Re: [PATCH 1/1] eal: add 128-bit cmpset (x86-64 only)

From: Ola Liljedahl <hidden>
Date: 2019-02-01 19:01:39

On Fri, 2019-02-01 at 17:06 +0000, Eads, Gage wrote:

quoted

-----Original Message-----
From: Ola Liljedahl [mailto:Ola.Liljedahl@arm.com]
Sent: Monday, January 28, 2019 5:02 PM
To: Eads, Gage <redacted>; dev@dpdk.org
Cc: arybchenko@solarflare.com; jerinj@marvell.com;
chaozhu@linux.vnet.ibm.com; nd [off-list ref]; Richardson, Bruce
[off-list ref]; Ananyev, Konstantin
[off-list ref]; hemant.agrawal@nxp.com;
olivier.matz@6wind.com; Honnappa Nagarahalli
[off-list ref]; Gavin Hu (Arm Technology China)
[off-list ref]
Subject: Re: [dpdk-dev] [PATCH 1/1] eal: add 128-bit cmpset (x86-64 only)

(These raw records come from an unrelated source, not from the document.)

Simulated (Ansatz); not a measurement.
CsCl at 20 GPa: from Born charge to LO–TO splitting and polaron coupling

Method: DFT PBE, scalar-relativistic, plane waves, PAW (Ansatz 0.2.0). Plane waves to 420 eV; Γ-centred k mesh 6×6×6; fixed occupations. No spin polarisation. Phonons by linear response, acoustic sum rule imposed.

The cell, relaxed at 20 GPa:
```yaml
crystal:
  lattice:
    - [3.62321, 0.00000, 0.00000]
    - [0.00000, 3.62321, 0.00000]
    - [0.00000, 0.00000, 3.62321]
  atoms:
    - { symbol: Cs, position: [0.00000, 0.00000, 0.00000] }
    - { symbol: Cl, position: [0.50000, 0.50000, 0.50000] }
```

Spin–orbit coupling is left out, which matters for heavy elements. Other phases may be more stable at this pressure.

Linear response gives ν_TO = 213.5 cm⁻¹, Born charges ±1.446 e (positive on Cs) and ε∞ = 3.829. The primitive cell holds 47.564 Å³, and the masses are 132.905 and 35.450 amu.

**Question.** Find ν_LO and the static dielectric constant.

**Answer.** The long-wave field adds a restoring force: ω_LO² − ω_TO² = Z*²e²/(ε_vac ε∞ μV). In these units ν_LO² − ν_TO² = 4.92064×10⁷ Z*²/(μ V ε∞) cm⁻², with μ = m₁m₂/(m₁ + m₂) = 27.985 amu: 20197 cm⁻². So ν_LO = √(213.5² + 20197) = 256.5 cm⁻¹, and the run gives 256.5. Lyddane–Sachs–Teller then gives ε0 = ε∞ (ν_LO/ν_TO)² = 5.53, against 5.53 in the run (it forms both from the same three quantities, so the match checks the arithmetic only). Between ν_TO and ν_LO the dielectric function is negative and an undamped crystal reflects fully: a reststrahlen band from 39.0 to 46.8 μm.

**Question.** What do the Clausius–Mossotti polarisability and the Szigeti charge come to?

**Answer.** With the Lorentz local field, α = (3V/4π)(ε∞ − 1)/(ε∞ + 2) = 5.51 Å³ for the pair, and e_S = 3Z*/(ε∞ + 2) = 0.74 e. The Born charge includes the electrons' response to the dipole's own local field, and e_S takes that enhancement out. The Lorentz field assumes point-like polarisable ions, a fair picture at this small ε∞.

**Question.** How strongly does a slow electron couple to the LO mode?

On Mon, 2019-01-28 at 11:29 -0600, Gage Eads wrote:

quoted

This operation can be used for non-blocking algorithms, such as a
non-blocking stack or ring.

Signed-off-by: Gage Eads <redacted>
---
 .../common/include/arch/x86/rte_atomic_64.h        | 31 +++++++++++
 lib/librte_eal/common/include/generic/rte_atomic.h | 65
++++++++++++++++++++++
 2 files changed, 96 insertions(+)

diff --git a/lib/librte_eal/common/include/arch/x86/rte_atomic_64.h

b/lib/librte_eal/common/include/arch/x86/rte_atomic_64.h
index fd2ec9c53..b7b90b83e 100644

--- a/lib/librte_eal/common/include/arch/x86/rte_atomic_64.h
+++ b/lib/librte_eal/common/include/arch/x86/rte_atomic_64.h

@@ -34,6 +34,7 @@

 /*
  * Inspired from FreeBSD src/sys/amd64/include/atomic.h
  * Copyright (c) 1998 Doug Rabson
+ * Copyright (c) 2019 Intel Corporation
  * All rights reserved.
  */

@@ -46,6 +47,7 @@

 #include <stdint.h>
 #include <rte_common.h>
+#include <rte_compat.h>
 #include <rte_atomic.h>

 /*------------------------- 64 bit atomic operations
------------------------ -*/ @@ -208,4 +210,33 @@ static inline void
rte_atomic64_clear(rte_atomic64_t *v)
 }
 #endif

+static inline int __rte_experimental

__rte_always_inline?

quoted

+rte_atomic128_cmpset(volatile rte_int128_t *dst,

No need to declare the location volatile. Volatile doesn't do what you think
it
does.
https://youtu.be/lkgszkPnV8g?t=1027

I made this volatile to match the existing rte_atomicN_cmpset definitions,
which presumably have a good reason for using the keyword. Maintainers, any
input here?

quoted

+		     rte_int128_t *exp,

I would declare 'exp' const as well and document that 'exp' is not updated
(with
the old value) for a failure. The reason being that ARMv8.0/AArch64 cannot
atomically read the old value without also writing the location and that is
bad
for performance (unnecessary writes leads to unnecessary contention and
worse scalability). And the user must anyway read the location (in the start
of
the critical section) using e.g. non-atomic 64-bit reads so there isn't
actually any
requirement for an atomic 128-bit read of the location.

Will change in v2.

quoted

 rte_int128_t *src,

const rte_int128_t *src?

Sure, I don't see any harm in using const.

quoted


But why are we not passing 'exp' and 'src' by value? That works great, even
with
structs. Passing by value simplifies the compiler's life, especially if the
call is
inlined. Ask a compiler developer.

I ran objdump on the nb_stack code with both approaches, and pass-by-reference 
resulted in fewer overall x86_64 assembly ops.
PBV: 100 ops for push, 97 ops for pop
PBR: 92 ops for push, 84 ops for pop

OK I have never checked x86_64 code generation... I have good experiences with
ARM/AArch64, everything seems to be done using registers. I am surprised there
is a difference.

Did a quick check with lfring, passing 'src' (third param) by reference and by
value. No difference in code generation on x86_64.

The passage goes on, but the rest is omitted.